De Kooning was always perturbed, in later years, by the ferocity others found in Woman I and some of his other images. He insisted that he loved women, and that it was just his occasional irritation with them that came through. He also insisted on the funny aspect of his women, which he thought had been overlooked. They were part ancient idol, part Pop Princess.

De Kooning did not portray women “realistically” from the “outside.” Instead, he painted his sensations of the body. He saw the figure from inside. The pictures are not static. De Kooning had a kind of living relationship with what appeared on the canvas. At times, he almost seemed to make love to his subjects even as he painted them. You can see that in the caress of the brush, the tumescent build-up of paint, the distinctive flesh-tones of the paint. There was often a simultaneous connection and alienation–a love-hate, as it were.


Q: How did de Kooning feel about Jackson Pollock? Critics put them at odds. Did they have a contentious relationship? Why do you think de Kooning hasn’t had as high a profile in the mainstream as Pollock, despite the fact that they clearly shared the top slot of artists of their time?

A: Much has been made of the rivalry of de Kooning and Pollock–a rivalry fueled in particular by the critics Clement Greenberg and Harold Rosenberg, who helped make their reputation by championing one painter or the other. But de Kooning and Pollock were, above all, friendly rivals–first among equals. There’s a wonderful story about the two of them sitting on the curb one night in front of the Cedar Bar, the artists’ favored haunt in the 1950s, saying drunkenly to each other, "You’re the greatest painter, Bill." "No, Jackson, YOU’RE the greatest painter."

There are several reasons why de Kooning never captured the American imagination to the degree Pollock did. One was that Pollock busted out of the art tradition in a very fresh way with his famous “drip” paintings, while de Kooning held in many ways to the great traditions of Western art. For example, de Kooning wanted his paintings to be on the human scale–no bigger than his outstretched arms–while Pollock celebrated the mythic and grand. Pollock also became a romantic figure, a kind of cowboy who lived hard and died young in a car crash. De Kooning outlived Pollock by more than 40 years and died a death shadowed by dementia. But de Kooning tells just as important an American story: that of an immigrant who makes his way in the new world.


Q: Why was de Kooning such a tremendously powerful figure among the many celebrated artists of the New York School?

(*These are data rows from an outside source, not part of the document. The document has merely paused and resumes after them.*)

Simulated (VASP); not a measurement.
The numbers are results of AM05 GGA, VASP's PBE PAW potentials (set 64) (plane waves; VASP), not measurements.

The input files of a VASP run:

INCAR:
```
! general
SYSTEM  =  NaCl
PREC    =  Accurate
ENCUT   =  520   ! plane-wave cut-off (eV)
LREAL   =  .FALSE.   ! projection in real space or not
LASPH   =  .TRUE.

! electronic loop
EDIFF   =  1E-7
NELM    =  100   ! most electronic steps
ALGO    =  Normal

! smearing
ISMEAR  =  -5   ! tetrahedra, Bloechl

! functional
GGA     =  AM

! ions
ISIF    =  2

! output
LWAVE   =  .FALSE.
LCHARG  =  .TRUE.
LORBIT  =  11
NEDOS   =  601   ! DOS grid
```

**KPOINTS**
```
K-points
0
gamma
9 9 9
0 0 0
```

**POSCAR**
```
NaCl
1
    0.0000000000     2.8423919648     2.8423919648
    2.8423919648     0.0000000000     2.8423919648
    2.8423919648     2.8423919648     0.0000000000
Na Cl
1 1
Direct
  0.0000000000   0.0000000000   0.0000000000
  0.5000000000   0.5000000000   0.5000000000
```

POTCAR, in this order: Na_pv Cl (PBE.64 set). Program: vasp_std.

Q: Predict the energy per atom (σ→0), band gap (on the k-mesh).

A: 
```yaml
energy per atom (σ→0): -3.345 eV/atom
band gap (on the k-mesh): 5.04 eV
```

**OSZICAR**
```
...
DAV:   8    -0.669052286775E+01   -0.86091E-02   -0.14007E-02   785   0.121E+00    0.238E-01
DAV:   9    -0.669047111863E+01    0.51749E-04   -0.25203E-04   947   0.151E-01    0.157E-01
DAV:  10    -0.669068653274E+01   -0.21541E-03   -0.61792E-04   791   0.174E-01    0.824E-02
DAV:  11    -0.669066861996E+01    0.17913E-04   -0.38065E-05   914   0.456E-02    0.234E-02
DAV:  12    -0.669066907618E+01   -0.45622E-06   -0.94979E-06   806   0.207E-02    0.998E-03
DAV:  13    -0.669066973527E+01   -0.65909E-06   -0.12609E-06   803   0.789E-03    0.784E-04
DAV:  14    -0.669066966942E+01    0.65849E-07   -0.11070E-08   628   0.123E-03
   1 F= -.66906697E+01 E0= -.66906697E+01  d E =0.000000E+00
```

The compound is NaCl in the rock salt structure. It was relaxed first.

A: Because he was, in every sense, a painter’s painter. Nobody worked harder; nobody was more supportive of his fellow artists, especially younger painters; nobody had shown more determination through years of bitter poverty to be a real artist. He was so closely identified with the famous Club, which the artists founded in 1949, that it began to be called “de Kooning’s Club”–to the annoyance of some of his old friends.

Q: Describe a typical night at the Cedar Bar.

A: The Cedar was a bit of a dive, a place with garish fluorescent lights and beat-up booths, that the artists began to frequent in the early 1950s because it was near the Club. At first only the hardcore downtown artists–de Kooning, Franz Kline, Philip Pavia, Ludwig Sander–went. As the ‘50s wore on, however, everyone–artists, writers, critics–wanted to join the Club and hang out at the Cedar, and glowing articles about the downtown scene began to appear in magazines. The Cedar became a magnet not just for artists but Frank O’Hara and the New York poets–the group that one writer dubbed “the poets and the wits”–as well as such celebrities as Marilyn Monroe and Gloria Vanderbilt. The drinking went late into the night. There were fistfights and pickups. In one famous incident, Jackson Pollock pulled the door off the men’s room. Franz Kline once had 23 beers.

Q: Did the painters sleep around as much as the stories would have it?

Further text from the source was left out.